What Am I, Pregnant?

9th month!


Yet the memory thing rages out of control, as it did when I was in the ninth month and finding my cell phone in the refrigerator and my wallet in the piano bench. Actually, I found my cell phone in the fridge last week, too—and I couldn’t blame it on T. And today, for another instance, I purchased $60 worth of vital items at Toys R Us, including a talking book T was all rabid for. Then I drove off and left the bag of said items in the shopping cart. Upon returning home and placing my snoozing babe in his crib, I realized my error and phoned the store. No bag had been turned in. No bag could be located anywhere. Somebody made off with my goods. Bye-bye talking book. Ciao, $60.

And yesterday I left the cinnamon rolls for the playdate on top of the minivan. As I drove away, they sailed for climes unknown, where they are drinking icy pinot grigio, casually melting into (tasteful) modern art and sharing a good old cinnamon roll guffaw at my expense.

And last night I dreamed I couldn’t find my baby. I woke up hyperventilating, my husband’s worried face in mine. It seems my current streak of forgetting is even penetrating my dream-life. Why???

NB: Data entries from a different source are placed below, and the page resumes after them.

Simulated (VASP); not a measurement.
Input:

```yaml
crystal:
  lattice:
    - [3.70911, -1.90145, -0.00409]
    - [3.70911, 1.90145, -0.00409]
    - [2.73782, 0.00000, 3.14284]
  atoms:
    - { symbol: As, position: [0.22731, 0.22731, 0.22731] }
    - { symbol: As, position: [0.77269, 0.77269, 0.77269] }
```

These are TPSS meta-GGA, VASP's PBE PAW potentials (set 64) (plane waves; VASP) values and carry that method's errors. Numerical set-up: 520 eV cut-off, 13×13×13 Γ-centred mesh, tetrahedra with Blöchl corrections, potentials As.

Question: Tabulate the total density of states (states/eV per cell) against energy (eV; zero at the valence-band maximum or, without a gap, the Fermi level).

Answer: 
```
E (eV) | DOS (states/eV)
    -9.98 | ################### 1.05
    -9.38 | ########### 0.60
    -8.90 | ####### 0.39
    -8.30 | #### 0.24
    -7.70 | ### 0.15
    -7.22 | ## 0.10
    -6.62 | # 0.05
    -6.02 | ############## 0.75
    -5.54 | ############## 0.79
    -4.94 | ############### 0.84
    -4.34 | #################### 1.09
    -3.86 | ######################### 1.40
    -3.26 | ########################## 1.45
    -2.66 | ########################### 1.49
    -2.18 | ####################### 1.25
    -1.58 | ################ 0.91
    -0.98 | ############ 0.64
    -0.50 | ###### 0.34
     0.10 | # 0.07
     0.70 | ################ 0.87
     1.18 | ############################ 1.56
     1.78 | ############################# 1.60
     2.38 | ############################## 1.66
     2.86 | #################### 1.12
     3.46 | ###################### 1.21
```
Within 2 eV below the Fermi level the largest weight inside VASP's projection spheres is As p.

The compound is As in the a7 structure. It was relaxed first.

I asked this question of the gruffish lady checking my groceries this morning, as I ransacked my purse for coupons I’d forgotten to grab from the kitchen counter before leaving home. She glanced at T in the shopping cart sucking blissfully on an enormous piece of fresh baguette. The gruffish lady shrugged and replied, “Him. He’s why.”

Oh, I love my baby. I love going over the replacement talking book I bought for him as he sits on my lap, my nostrils deep in blonde locks reeking of the tomato sauce he patted into his hair at lunch, my arms around his little tubby tummy. I will never lose him, never find myself running screaming around a park searching for him frantically. He is responsible for making me not just hugely, but profoundly happy. Yeah. “Him.”

Take that, Memory, and sleep on it.


2 Responses to “What Am I, Pregnant?”

  1. PB says:

    Hm, PB—perhaps your memory loss is due to guilt feelings about not being a very good mommy, such as when you take your son to Target vs. the park. Eh? Better to blame memory loss than an active choice? Eh? Next it will be: Parks? Oh, yes. Parks! I forgot they existed! Really, PB. Eat some carrots or sniff beeswax or whatever it is that helps the memory portion of the brain. Quick!